On they sped, Catalano heading her straight for the frigate. As the harbor narrowed and the black forts came nearer, they could see the dusky outlines of the sentries and the black muzzles that frowned on them from the battlements. Over towards the east faint glimmers showed where the town was, but the wind had now fallen low, and the lapping of the water along the sides alone awoke the silence. A single light shone from the forecastle of the frigate, where the anchor watch kept its quiet vigil. She swung at a long cable, a proud prisoner amid the score of watchful sentinels that encircled her.

As placid as the scene about him, Decatur turned to the pilot and gave a low order. The helm was shifted and the tiny vessel pointed for the bowsprit of the “Philadelphia.” Nearer and nearer they came, until scarcely a cable’s length separated them. They saw several turbaned heads, and an officer leaned over the rail, puffing lazily at a cigarette. He leisurely took the cigarette from his mouth, and his voice came across the quiet water of the harbor, —

“Where do you come from?” he hailed.

Catalano, the pilot, answered him in the lingua Franca of the East, —

“The ketch ‘Stella,’ from Malta. We lost our anchors and cables in the gale, and would like to lie by during the night.”

The Tripolitan took another puff, and an ominous stir, quickly silenced, was heard down in the hold of the ketch. It seemed an eternity before the answer came, —

“Your request is unusual, but I will grant it,” said the Tripolitan, at last. “What ship is that in the offing?”

The officer had seen the “Siren,” which hovered outside the entrance of the harbor.

“The British ship ‘Transfer,’” said Catalano, promptly.

The ketch was slowly drifting down until a grappling-iron could almost be thrown aboard. Right under the broadside she went, and a line of dark heads peered over the rail at her as she gradually approached the bow.

The chains of the frigate were now almost in the grasp of Reuben James, on the forecastle, when the wind failed and a cat’s-paw caught the ketch aback. Down she drifted towards the terrible broadside. But at a sign from Decatur the eager Lawrence and James got into a small boat and carried a line to a ring-bolt at the frigate’s bow. A boat put out from the “Philadelphia” at the same time. But Lawrence coolly took the hawser from the Tripolitan – “to save the gentleman trouble,” he explained – and brought it aboard the “Intrepid.” A moment more, and the ketch was warping down under the “Philadelphia’s” quarter. It was a moment of dire peril. The slightest suspicion, and they would be blown to pieces.

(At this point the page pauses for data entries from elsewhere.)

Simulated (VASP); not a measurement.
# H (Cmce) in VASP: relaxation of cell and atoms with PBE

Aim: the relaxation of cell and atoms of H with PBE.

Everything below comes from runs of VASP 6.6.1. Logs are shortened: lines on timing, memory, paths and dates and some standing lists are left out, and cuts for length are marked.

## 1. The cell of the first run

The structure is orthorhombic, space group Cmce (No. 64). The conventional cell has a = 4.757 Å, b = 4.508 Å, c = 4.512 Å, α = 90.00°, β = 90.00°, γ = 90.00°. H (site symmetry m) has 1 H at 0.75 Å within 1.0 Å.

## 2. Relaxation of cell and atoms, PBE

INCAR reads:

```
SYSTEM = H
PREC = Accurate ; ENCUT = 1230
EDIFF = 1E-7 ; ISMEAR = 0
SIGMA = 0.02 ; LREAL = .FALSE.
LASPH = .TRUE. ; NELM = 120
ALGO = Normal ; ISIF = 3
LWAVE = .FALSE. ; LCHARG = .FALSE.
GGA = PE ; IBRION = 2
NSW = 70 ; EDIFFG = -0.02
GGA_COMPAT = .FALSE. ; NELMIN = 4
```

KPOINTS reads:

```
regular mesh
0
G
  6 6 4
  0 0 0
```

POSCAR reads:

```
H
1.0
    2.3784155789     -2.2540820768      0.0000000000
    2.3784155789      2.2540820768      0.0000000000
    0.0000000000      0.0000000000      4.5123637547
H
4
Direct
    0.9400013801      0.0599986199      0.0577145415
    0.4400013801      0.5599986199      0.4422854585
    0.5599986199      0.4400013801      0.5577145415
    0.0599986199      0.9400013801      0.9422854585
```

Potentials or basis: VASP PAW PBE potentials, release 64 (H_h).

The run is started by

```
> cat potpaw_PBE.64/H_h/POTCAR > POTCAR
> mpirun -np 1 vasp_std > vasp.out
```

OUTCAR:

Decatur leaned lightly against the rail, but his hand grasped his cutlass under his robe so that the blood tingled in his nails and his muscles were drawn and tense. Morris and Joseph Bainbridge stood at the rigging beside him, trembling like greyhounds in leash.

Suddenly they swung around and shot out from under the shadow into a yellow patch of moonlight. The watchful eyes above the rail saw the anchor and cables and the white jackets of the sailors below decks as they strove to hide themselves in the shadows. One glance was enough. In an instant the ship resounded with the thrilling cry, “Americano! Americano!”

At the same moment the “Intrepid” ground up against the side of the frigate. In an instant, as if by magic, she was alive with men. Throwing off his disguise, and with a loud cry of “Boarders, away!” Decatur sprang for the mizzen-chains. And now the hot blood of fighting leaped to their brains. The long agony of suspense was over. Lawrence and Laws sprang for the chain-plates and hauled themselves up. Decatur’s foot slipped, and Morris was the first on deck. Laws dashed at a port, pistols in hand. Nothing could withstand the fury of the charge, and over the rail they swarmed, cutlasses in teeth, jumping over the nettings, and down on the heads of the Tripolitans below. Though Morris was first on deck, Decatur lunged in ahead of him, bringing down the Tripolitan officer before he could draw his sword. One of them aimed a pike at him, but he parried it deftly, and Morris cut the fellow down with a blow that laid his shoulder open from collar to elbow.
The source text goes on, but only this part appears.